Natalia Vodianova took to Facebook to defend her inflammatory statement that “everyone knows skinny is better than fat” made at the Vogue Festival last weekend, shifting the blame for eating disorders onto the food industry and world economy. Although her argument—that there are industries other than fashion that profit from body image issues—is valid, we think her most salient point was simply that the media took her quote out of context. Instead of backpedaling on her work against the fashion industry’s warped standards, we wish she’d simply stuck to her guns.
Vodianova first deflected criticisms by lashing out at the food and diet industries, explaining that her own line of work isn’t the only one that profits from scrutinizing women’s bodies:
I felt angry actually now I think about it. Our industry is scrutinised for giving false image and criteria of beauty and provoking eating disorders however there are other industries that might be even more to blame like food industry that constantly reinventing ways of pushing food on us. Makes people stuff fridges with food, buying pills, millions of books on diets, shopping for the right clothes to hide those extra few pounds, beauty products. I guess some would say that’s what makes our economy go around. Yes, I choose to do more and eat less. Sorry world economy, I am a bad client!
Which is all valid…but not unrelated to the standards set in fashion and entertainment.
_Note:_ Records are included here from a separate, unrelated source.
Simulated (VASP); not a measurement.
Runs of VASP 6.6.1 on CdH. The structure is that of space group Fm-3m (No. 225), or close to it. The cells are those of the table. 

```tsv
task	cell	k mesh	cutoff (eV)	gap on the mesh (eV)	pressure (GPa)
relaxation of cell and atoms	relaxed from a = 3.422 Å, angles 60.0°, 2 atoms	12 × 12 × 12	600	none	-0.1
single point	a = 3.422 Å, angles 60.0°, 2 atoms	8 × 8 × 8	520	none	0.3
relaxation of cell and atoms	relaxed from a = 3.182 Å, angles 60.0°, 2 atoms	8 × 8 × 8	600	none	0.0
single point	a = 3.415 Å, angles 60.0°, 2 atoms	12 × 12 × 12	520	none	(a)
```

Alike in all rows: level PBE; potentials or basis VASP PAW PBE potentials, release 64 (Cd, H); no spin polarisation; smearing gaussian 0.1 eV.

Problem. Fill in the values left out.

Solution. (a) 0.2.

But then she gets to the part that—I think—is her best defense:
It makes me feel even more sad that so much has been taken out of contexts by tabloid media [...] This time a really fun two hours I shared with Lily, Eva and Jourdan and our audience, where we had everyone laughing through most of it and where for 5 minutes I felt like a stand up comedian and had to add NHS and Daily Mail into it just to lighten the heavy subject of body issue up, turned into a sour one.
Again taking into consideration that the format of the event was not a speech by me but interaction with the audience it is clearly been blown out of proportion by some journalist/s to create a scandal. If I was giving a speech I would have chosen my words more carefully of course but considering the format and that so many people came up to me afterwards and told me how happy they were to have laughed and were glad that I was so “normal” and direct at the conference I doubt I offended someone there and if I did I apologise because I surely only meant to highlight a different point of view.
Of course her comments were taken out of context by the media. And of course she would have spoken differently in a speech; she may be just as confused as the rest of us about body image and health, but she’s smart enough to know that it’s nearly impossible to talk about it without offending someone—especially for a celebrity.
People could misinterpret Vodianova’s statements for several reasons, not least of which is the fact that the words “skinny” and “fat” can mean several different things—and both can be defined as “unhealthy.” But there is no innocuous way to discuss women’s bodies or health, at least no way that moves the discussion forward and gets people to talk about the real issues at hand. These discussions push buttons for many of us, if not most, and they’re even triggering for some men and women who suffer disordered eating. But does that mean that we shouldn’t have them at all?
Personally, I’d rather models like Vodianova make the occasional stumble in the name of talking about the issues, rather than just shutting up.